The authentic self does not need a reason to support an answer to a question. When asked, “Why do you like chocolate?” the authentic self responds with, “Because I do.” That's it.

This wisdom came from a conversation with my father. We were discussing authenticity, talking about how hard it can be to determine the authentic path forward in our lives. As in, finding the path our true, authentic self most wants to pursue. In hopes of getting to the bottom of this, we started by discussing what we thought would be an authentic answer to the simple question, “Why do you like chocolate?” We reached the conclusion that the authentic self does not need to provide reasons for a statement it believes. An authentic statement doesn't come with a supporting argument. So, the authentic response to such a question would be, “Because I do.”
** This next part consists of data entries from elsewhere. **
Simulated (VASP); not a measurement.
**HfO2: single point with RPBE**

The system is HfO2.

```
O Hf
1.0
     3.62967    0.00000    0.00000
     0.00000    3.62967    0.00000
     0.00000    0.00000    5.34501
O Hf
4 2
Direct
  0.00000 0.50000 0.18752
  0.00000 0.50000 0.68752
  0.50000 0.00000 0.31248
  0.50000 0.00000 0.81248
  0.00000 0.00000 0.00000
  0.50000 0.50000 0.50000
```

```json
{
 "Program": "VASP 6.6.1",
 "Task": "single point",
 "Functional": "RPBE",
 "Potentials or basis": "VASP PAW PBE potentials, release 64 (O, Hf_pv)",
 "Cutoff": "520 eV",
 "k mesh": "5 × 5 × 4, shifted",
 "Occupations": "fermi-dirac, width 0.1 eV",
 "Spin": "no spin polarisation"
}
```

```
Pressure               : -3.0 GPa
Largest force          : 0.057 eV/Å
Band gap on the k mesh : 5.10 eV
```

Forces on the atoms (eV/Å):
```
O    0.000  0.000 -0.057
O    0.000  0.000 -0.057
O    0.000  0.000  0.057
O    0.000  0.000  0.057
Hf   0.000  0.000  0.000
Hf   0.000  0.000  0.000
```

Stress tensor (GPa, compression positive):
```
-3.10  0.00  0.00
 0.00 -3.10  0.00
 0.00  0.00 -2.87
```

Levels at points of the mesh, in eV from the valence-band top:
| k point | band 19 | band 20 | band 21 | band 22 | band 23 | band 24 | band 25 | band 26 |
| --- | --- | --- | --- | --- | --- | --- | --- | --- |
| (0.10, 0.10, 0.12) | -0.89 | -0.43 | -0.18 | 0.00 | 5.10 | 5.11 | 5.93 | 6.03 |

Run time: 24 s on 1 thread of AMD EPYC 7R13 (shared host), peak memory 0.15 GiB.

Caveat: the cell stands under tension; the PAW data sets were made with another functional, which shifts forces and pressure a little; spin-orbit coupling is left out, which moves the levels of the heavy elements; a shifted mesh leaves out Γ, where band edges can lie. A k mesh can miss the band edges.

The question then becomes, “How does one reach such an authentic answer?” We thought about what would make someone answer inauthentically. In other words, why do we feel like we need to craft a supporting argument acceptable to others for liking chocolate? Well, we feel like we must argue because we think the simple fact that we like chocolate is not a good enough reason to like chocolate. As though we need to validate our choice to like chocolate so it's acceptable to others, to justify and defend our position on chocolate.

Perhaps these justifications will answer the question for the person asking, but I don’t believe they get at how we truly feel. We can argue left and right about how chocolate has a smooth texture, how it’s good for you in moderation, how it makes you happy, how it might even help people live longer, how it melts so effortlessly in your mouth, but the truth is, we really don’t care about any of that when we’re eating chocolate. We like chocolate because we do. We feel we must put effort into liking chocolate when there’s really no effort required at all. Perhaps, then, being authentic means putting aside the effort required to justify a choice and simply yielding to what you feel is true.

This is obviously easier said than done, and in a lot of situations, it may be true that the choices in front of you are complex, convoluted, and downright confusing. Oftentimes it’s not as simple as looking at the choices in front of you and applying that “Because I do” mentality. As I said, it’s not about searching for an authentic choice, but surrendering to one. But how?

First, take a step back and regain perspective on your life and the choice in front of you. Then think about what you would choose if you didn't have to explain yourself to someone else. What do you believe to be true, regardless of reasoning that might satisfy others? Pretend logic doesn't exist, pretend any convincing argument doesn't exist. Where does that leave you? What do you drift toward when you surrender control to your authentic self? This isn’t to say that logic and reason should not be accounted for. This is simply to determine, in a moment of choice, what your authentic self would choose. Sometimes the authentic path is not the right way forward. There are many other things to consider when making a powerful choice in life, but if you can identify your authentic choice, it can give you at least one more tool you can use when making a tough decision. If you feel the right choice is one that your authentic self would choose, then surrender to it.